It seemed like a replay of the nightmare Nixon years when the president fired the Watergate independent special prosecutor after Attorney General Elliot Richardson and Deputy A.G. William Ruckelshaus resigned rather than do it.
On Monday, President Trump fired acting Attorney General Sally Yates for insubordination.
It was like he was re-creating his starring role in “The Apprentice” -- “You’re fired!” -- but he was within his rights because the attorney general is the government’s lawyer.
Like Richardson and Ruckelshaus, Yates defied the president, who is her client.
Unlike Richardson and Ruckelshaus, who resigned rather than take action they thought was illegal, Yates -- an Obama political appointee who agreed to stay on -- deliberately chose political martyrdom. She ordered the Department of Justice to not defend Trump’s order temporarily closing the nation’s borders to refugees and people from seven predominantly Muslim countries.

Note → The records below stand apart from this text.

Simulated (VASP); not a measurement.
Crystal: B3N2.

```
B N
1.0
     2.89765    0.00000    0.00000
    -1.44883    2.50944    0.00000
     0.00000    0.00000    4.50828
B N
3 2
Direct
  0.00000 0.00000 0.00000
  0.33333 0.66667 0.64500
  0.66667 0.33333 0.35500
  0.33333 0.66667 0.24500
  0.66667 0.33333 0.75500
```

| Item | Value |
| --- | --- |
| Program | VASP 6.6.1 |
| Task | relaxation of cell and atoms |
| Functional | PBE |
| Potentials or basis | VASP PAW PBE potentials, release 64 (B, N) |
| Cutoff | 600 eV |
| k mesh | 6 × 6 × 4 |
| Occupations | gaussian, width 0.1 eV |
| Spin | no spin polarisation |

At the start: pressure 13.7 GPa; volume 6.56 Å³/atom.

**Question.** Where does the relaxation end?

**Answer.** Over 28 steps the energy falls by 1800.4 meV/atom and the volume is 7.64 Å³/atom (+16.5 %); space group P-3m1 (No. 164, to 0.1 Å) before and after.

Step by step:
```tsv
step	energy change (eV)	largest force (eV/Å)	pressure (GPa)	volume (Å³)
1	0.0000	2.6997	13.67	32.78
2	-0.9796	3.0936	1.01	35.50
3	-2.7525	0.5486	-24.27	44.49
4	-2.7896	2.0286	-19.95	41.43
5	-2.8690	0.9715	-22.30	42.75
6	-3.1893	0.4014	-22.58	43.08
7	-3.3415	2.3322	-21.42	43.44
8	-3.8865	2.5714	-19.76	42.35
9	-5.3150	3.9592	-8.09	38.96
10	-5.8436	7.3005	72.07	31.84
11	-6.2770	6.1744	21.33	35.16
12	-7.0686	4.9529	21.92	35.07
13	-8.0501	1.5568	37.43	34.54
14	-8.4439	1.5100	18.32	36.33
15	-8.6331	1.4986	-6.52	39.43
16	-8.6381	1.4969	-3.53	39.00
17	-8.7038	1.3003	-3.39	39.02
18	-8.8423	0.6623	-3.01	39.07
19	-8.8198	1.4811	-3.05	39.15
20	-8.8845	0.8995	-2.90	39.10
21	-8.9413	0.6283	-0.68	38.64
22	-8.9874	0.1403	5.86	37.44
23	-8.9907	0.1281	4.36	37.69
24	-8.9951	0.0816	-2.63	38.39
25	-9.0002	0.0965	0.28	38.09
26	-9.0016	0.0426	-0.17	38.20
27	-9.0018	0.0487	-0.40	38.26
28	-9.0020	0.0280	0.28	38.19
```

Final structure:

Trump did not seek Yates’ advice before issuing his order, and maybe he should have. Acting like the whirling dervish CEO he always was, Trump didn’t even share it with some of his top advisors, but he did get a favorable opinion from Justice’s office of legal counsel, which approved it for “form and legality.” Yates took it upon herself to overrule that office.
Yates’ directive to her staff was based partly on law, but also on her personal sense of “what is right.” Deciding “right” is not in her job description.
The courts eventually will decide on the legality of Trump’s order and courts already have stayed portions of it. That should hearten those quaking with the fear they are living in a Trump fascist dictatorship.
Yates’ elevation of her personal morality over the law reminded me of former Pennsylvania Attorney General Kathleen Kane’s edict in 2013 that her office would not defend the Pennsylvania law banning gay marriage.
Her personal belief was that the law was unconstitutional, which would matter only if she were a judge. That it later was knocked down by the Supreme Court is immaterial. It could have just as easily been upheld.
As attorney general, Kane’s sworn duty was to defend her client -- the Commonwealth of Pennsylvania -- whether she liked its law or not. Criminal defense attorneys, for example, must provide the best defense for their clients whether they believe them to be innocent or not.
It’s the way the system works. You are hired to do a job, you do it. SEPTA drivers drive the routes they are given. If they don’t like the route, they can quit. They can’t decide to simply pick another route or not drive at all.
Inserting personal morality over the law leads to a snake pit because morality is subjective.
When Pennsylvania’s marriage law was being challenged, Montgomery County Register of Wills Bruce Hanes started handing out marriage licenses to gay couples because his personal morality told him it was the right thing to do.
The gay community and others hailed him as a hero, even though he was breaking the law.
I asked his supporters how they would feel if an elected official who felt the opposite acted on personal morality.
It didn’t take long for exactly that to happen.
Kim Davis, clerk of Rowan County, Kentucky, after gay marriage was the law of the land, refused to issue marriage licenses to gay couples because it conflicted with her personal religious principles. She was hailed as a hero by religious fundamentalists and others.
The difference between Davis and Hanes was that he stopped when ordered to. Davis went to jail for her beliefs.
Both Hanes and Davis were wrong for the same reason -- they nullified the law.
Civil society, orderly society, is based on a collective agreement that the law is impartial and protects us all. When a law fails to do that, we have the means to change it in the courts.
The law is not an ala carte buffet where you get to select only what you like -- yes to the kung pao chicken, no to the garlic beef.
When each of us is a law unto ourselves, the concept of “law” becomes meaningless.